WASHINGTON — The long-awaited hot-fire test of the core stage of Orbital Sciences Corp.’s Antares rocket will take place Feb. 12, a company executive said here at the Federal Aviation Administration’s annual Commercial Space Transportation Conference.
“We will do our first hot-fire test next Tuesday,” Frank Culbertson, executive vice president and general manager of Orbital’s Advanced Programs Group said Feb. 6 during a panel discussion. “Keep your fingers crossed.
“About a month later, maybe five weeks later, we will do our first test flight,” Culbertson said.
The test flight, the rocket’s first to orbit, will not carry the Cygnus cargo vehicle the company will use to resupply the international space station under the $1.9 million, eight-flight Commercial Resupply Services contract it signed with NASA in 2008. Instead, Antares will loft a Cygnus mass simulator equipped with sensors and video that will record the separation of the rocket’s payload fairing, Culbertson said.
The rocket will haul the mass simulator to the same orbital location from which Cygnus would begin its rendezvous with the space station during a routine cargo delivery mission.
If all goes well with Antares’ debut — something that cannot occur unless the Feb. 12 hot-fire is successful — Orbital will send Cygnus on a full-up demonstration cargo run to the space station three or four months later, Culbertson said. Hawthorne, Calif.-based Space Exploration Technologies Corp. (SpaceX), NASA’s other Commercial Resupply Services partner, completed a similar cargo demonstration in May followed by its first paid cargo run in October. Unlike SpaceX’s Dragon capsule, Orbital’s Cygnus tug is not designed to return cargo to Earth.
If Orbital’s demonstration mission goes according to plan, the company would fulfill the terms of its Commercial Orbital Transportation Services agreement with NASA, also signed in 2008, and be cleared to start contracted cargo runs under the more lucrative Commercial Resupply Services contract.
Orbital is, as SpaceX was, years late in conducting its first demonstration cargo run to the space station. Orbital has blamed a long string of delays on the Mid-Atlantic Regional Spaceport, from which the Dulles, Va., company will launch Antares.

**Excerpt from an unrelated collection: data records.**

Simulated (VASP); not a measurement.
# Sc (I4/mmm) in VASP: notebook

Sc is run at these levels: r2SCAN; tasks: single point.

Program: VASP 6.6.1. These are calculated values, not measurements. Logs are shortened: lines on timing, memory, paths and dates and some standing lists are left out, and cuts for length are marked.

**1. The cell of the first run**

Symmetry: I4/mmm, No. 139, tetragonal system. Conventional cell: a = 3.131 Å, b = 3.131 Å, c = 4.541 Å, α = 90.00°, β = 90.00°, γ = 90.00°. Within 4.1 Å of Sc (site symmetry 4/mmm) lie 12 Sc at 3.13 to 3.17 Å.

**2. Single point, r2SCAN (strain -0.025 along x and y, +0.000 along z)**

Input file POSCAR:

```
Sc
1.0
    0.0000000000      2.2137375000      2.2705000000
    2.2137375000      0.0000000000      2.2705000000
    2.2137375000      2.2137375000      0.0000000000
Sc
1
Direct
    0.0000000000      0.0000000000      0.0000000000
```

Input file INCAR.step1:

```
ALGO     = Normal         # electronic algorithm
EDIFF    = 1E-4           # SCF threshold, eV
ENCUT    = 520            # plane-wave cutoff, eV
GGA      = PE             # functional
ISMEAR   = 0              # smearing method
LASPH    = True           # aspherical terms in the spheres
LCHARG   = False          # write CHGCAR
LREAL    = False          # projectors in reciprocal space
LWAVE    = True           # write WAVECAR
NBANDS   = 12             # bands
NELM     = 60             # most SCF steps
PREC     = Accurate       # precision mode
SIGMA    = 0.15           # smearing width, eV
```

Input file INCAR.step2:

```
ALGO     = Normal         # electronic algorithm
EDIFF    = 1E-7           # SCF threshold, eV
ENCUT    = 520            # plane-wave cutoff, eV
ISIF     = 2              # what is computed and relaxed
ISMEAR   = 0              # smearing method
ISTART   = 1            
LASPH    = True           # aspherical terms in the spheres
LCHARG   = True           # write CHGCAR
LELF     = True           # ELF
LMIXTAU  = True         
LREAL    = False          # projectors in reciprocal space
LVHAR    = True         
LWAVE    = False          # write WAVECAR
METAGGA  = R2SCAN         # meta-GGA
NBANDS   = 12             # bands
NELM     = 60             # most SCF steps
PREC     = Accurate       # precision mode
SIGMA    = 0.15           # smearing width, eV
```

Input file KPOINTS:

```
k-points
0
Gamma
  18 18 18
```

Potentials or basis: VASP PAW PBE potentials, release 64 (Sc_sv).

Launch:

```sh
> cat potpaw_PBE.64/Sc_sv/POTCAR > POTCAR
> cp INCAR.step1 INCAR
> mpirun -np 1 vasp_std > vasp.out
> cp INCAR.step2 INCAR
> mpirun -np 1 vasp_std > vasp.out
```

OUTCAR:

Orbital originally expected to conduct its first and only Cygnus demonstration mission by the end of 2010.
The Mid-Atlantic Regional Spaceport is located in a corner of NASA’s Wallops Flight Facility at Wallops Island, Va. It hosts the range’s only liquid-fueled rocket pad, designated 0-A. The state of Virginia operates this pad and is charging Orbital $1.5 billion a launch for the 10 launches the company agreed last year to conduct from the spaceport.